In response to the news that US writer Jeffrey Toobin has been suspended from his job for masturbating during a video meeting, Dr Jennifer Gunter pointed out on Twitter that “masturbating while on a work zoom/call is a choice. If Toobin was on mute he was still listening/watching the other participants and that’s still disgusting and violating. If the urge is so great, end the call. He knew that.”
There is some confusion over the precise circumstances: it’s been suggested that the writer was simultaneously having phone sex while taking part in the meeting, or that he was having phone sex during an interval between calls and accidentally rejoined the meeting too early. But whatever the explanation, his colleagues saw something they shouldn’t because he was doing something he shouldn’t have been doing.
As you’d expect, many women who’ve experienced sexual harassment have opinions on this. And I’ve already seen some of those women having to limit their Twitter accounts because of a backlash against the completely uncontroversial statement that you shouldn’t be masturbating at work or during video calls with people from work. I’ve been on social media for decades so I know I shouldn’t be surprised, but I’m seeing people – and of course, they’re men people – saying that there’s nothing wrong with having a surreptitious wank while talking to or listening to your colleagues. The only crime is getting caught.
I’ve written previously about the word “himpathy”, used by Kate Manne to describe the sympathy that’s extended to men rather than to their victims. That appears to be at play here, even though exhibitionism and masturbation are both well-known forms of sexual harassment.
As shocking allegations of egregious sexual misconduct continue to emerge, one form of harassment has become a recurring theme.
It isn’t a physical assault, and it doesn’t necessarily involve men using sexual language. Instead, a powerful man masturbates in front of unwilling women made to witness the act.
Gunter linked to this piece, by Lili Loofbourow: The Myth of the Male Bumbler. It’s about the way some people rush to excuse men for doing inexcusable things.
Male bumblers are an epidemic.
These men are, should you not recognize the type, wide-eyed and perennially confused. What’s the difference, the male bumbler wonders, between a friendly conversation with a coworker and rubbing one’s penis in front of one? Between grooming a 14-year-old at her custody hearing and asking her out?
The world baffles the bumbler. He’s astonished to discover that he had power over anyone at all, let alone that he was perceived as using it. What power? he says. Who, me?
It’s an act, of course. The men who claim to be baffled about what is and isn’t acceptable in the workplace, as if there’s no difference between complimenting a female colleague’s new hairdo and making her watch you masturbate into a plant pot, know exactly where the line is. They just don’t think the rules should apply to them.
There’s a reason for this plague of know-nothings: The bumbler’s perpetual amazement exonerates him. Incompetence is less damaging than malice. And men — particularly powerful men — use that loophole like corporations use off-shore accounts. The bumbler takes one of our culture’s most muscular myths — that men are clueless — and weaponizes it into an alibi.
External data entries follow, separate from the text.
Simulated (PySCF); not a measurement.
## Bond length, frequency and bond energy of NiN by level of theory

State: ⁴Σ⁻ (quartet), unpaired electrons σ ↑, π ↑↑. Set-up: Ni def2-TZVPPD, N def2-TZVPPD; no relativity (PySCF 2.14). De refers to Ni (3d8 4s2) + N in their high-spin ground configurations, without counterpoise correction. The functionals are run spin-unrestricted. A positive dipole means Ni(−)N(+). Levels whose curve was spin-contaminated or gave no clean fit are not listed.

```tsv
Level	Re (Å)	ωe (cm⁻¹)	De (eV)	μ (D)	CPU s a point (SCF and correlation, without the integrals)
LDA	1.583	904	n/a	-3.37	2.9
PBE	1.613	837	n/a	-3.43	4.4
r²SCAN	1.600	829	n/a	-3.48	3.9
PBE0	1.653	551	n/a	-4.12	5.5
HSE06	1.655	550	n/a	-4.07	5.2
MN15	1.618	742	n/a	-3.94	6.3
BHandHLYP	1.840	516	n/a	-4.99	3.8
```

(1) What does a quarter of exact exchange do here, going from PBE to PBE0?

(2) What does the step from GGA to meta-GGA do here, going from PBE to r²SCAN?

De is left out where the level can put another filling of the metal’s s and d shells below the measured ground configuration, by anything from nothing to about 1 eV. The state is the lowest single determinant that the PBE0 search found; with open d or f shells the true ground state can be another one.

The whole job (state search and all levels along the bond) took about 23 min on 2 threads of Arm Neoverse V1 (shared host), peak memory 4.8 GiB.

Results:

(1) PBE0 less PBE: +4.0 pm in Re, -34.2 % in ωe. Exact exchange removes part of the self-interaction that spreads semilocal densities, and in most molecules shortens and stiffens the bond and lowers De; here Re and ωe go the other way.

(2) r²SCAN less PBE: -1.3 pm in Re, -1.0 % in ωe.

Allow me to make a controversial proposition: Men are every bit as sneaky and calculating and venomous as women are widely suspected to be. And the bumbler — the very figure that shelters them from this ugly truth — is the best and hardest proof.
Breaking that alibi means dissecting that myth. The line on men has been that they’re the only gender qualified to hold important jobs and too incompetent to be responsible for their conduct.
…If you’ve noticed a tendency to treat girls — like the 14-year-old whom now-Senate candidate Roy Moore allegedly picked up at her custody hearing — as knowing adults and men in their 30s — like Trump foreign policy adviser George Papadopoulos and Donald Trump, Jr. — as erring youngsters, large sons and “coffee boys,” this is why.
Loofbourow continues:
This is how the culture attempts to normalize this stuff: by minimizing the damage to women and the agency of men.
…Economists have long and lazily attributed the exodus of women in various industries to their decision to bear children, but now this giant explanatory iceberg is floating up — this absolutely gigantic, widely denied story about how women are routinely driven from their industries because their male colleagues need to be free to use their professional power to indulge their sexual urges.